I found and fixed this issue on my EBD this afternoon and thought I'd document it and share in case someone runs into something similar. I've had this EBD for a little more than a year now and tinkered around with it enough so that it has been extremely reliable for the last 9 or 10 months (including re-pinning most of the connectors into the backbox PCBs). It gets daily use and is one of my favorite machines.
This afternoon, we noticed some lights were out on the playfield. When the machine turns on, you can see all of the lights flash and sequence for a few seconds. Then, the X and the second E in DELUXE flicker and go out. When those go out, all of the lights in the left orbit lane go out and stay out as does the Special and 70K lights for the in-lane and all the white strobe lights except for the top ones. Plus the pop bumper lamps as well. Watch the short video for a visual.

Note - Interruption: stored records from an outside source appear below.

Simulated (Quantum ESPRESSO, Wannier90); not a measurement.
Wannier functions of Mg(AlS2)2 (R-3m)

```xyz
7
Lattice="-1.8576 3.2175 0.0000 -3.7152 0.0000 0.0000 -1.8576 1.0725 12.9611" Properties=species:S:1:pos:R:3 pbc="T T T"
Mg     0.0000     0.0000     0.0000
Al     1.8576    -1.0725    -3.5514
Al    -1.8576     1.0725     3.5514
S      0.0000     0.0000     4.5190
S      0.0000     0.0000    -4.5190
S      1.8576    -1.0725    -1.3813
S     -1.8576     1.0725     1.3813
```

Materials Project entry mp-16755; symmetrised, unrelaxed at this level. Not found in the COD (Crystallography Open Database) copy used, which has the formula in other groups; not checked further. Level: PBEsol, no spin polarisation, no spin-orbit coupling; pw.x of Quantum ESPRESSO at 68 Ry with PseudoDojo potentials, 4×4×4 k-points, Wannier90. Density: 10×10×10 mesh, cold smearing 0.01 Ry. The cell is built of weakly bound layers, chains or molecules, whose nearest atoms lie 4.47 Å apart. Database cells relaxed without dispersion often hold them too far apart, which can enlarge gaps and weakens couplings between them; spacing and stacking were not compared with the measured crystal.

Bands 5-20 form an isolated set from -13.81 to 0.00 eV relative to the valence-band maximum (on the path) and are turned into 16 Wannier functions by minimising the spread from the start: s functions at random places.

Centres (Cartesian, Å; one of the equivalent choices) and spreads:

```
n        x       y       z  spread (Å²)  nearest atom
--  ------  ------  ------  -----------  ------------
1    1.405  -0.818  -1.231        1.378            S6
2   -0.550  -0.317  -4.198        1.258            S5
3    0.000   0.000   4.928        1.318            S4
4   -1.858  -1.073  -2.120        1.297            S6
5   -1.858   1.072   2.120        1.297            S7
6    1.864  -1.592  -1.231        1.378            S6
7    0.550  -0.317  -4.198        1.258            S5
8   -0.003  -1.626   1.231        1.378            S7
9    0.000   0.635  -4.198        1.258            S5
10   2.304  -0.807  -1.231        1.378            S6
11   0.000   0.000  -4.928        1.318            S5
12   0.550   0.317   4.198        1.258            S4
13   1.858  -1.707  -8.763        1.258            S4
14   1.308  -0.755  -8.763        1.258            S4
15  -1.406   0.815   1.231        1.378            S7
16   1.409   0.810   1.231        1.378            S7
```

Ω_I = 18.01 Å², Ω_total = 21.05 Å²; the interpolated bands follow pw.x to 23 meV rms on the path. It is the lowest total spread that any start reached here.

Same lights don't turn on in the Lamp self test.
Since all of these happened at once, I did not suspect burned out bulbs or loose sockets or anything like that. There had to be something common between these lamps and whatever the issue was, it was somewhat intermittent as cycling power always got them to work for a few seconds, then the same lamps would go out again and stay out.
I eyeballed all the wires and sockets under the playfield that controlled the affected lamps. I wiggled wires, wiggled sockets, and pressed on connectors for the lamp boards underneath the playfield. I did find some poor wiring jobs from previous owners under the playfield that I did not like but I'll sort those out later as they likely don't have anything to do with this current issue.
I pulled out the schematics to see if there was anything electrically common between the affected lamps thinking maybe all of them were on the same connector or something and I could focus on that. Unfortunately, that wasn't the case - looking at A9 Aux Lamp board where all of these lights live, it was spread across 2 connectors (J2/J3). Still, it was possible there are multiple connectors with problems but it just seemed unlikely that this would all happen at once. As I stared at the schematic some more, a pattern jumped out at me that connected all of this together - the same sequence of lights that work and don't work appeared on each of the 4 decoder chips U2, U3, U4, and U5. See the diagram below - I put red hash marks next to the lamps that don't work. Notice there are 7 lamps for each decoder chip, and the sequence from top to bottom for each chip go 2 not working, 2 working, 2 not working, 1 working. This is an addressing problem! Looking at the binary bits for each of those 7 lamps on each of the 4 decoder chips:
000 (doesn't work)
001 (doesn't work)
100 (doesn't work)
101 (doesn't work)
Anything with "0" for bit 1 doesn't work. If a wire is open, it'll default to high (on or "1") which would explain why some lamps work and some don't, and it's the same lamp position on each of the 4 decoder chips.
Addressing is controlled by AD0, AD1, and AD2 (upper left corner of the diagram). AD1 is for Bit 1 addressing, and it may be open. AD1 is Pin 1 for the J1 connector on the A9 Aux Lamp Driver board. And it's one of the board connectors that I DID NOT re-pin last year when I got the machine. I pulled off the connector, pulled out the wire and pin, and sure enough the clip on the pin was brittle, oxidized, and bent. I re-pinned just that one pin and put it back...works like a champ now.
Family is getting a lot of use out of this machine during Spring Break this week, so I'm going to leave it as it is (working) for now and will plan on re-pinning the rest of the connectors soon.
While the above is documented for EBD, the basic principle can be applied to any SS game, Bally or other, and not just lamps (solenoids come to mind, like when you have seemingly random or out of sequence fires). It's just good practice to re-pin *everything* on these 30-40 year old machines, something I get reminded of often.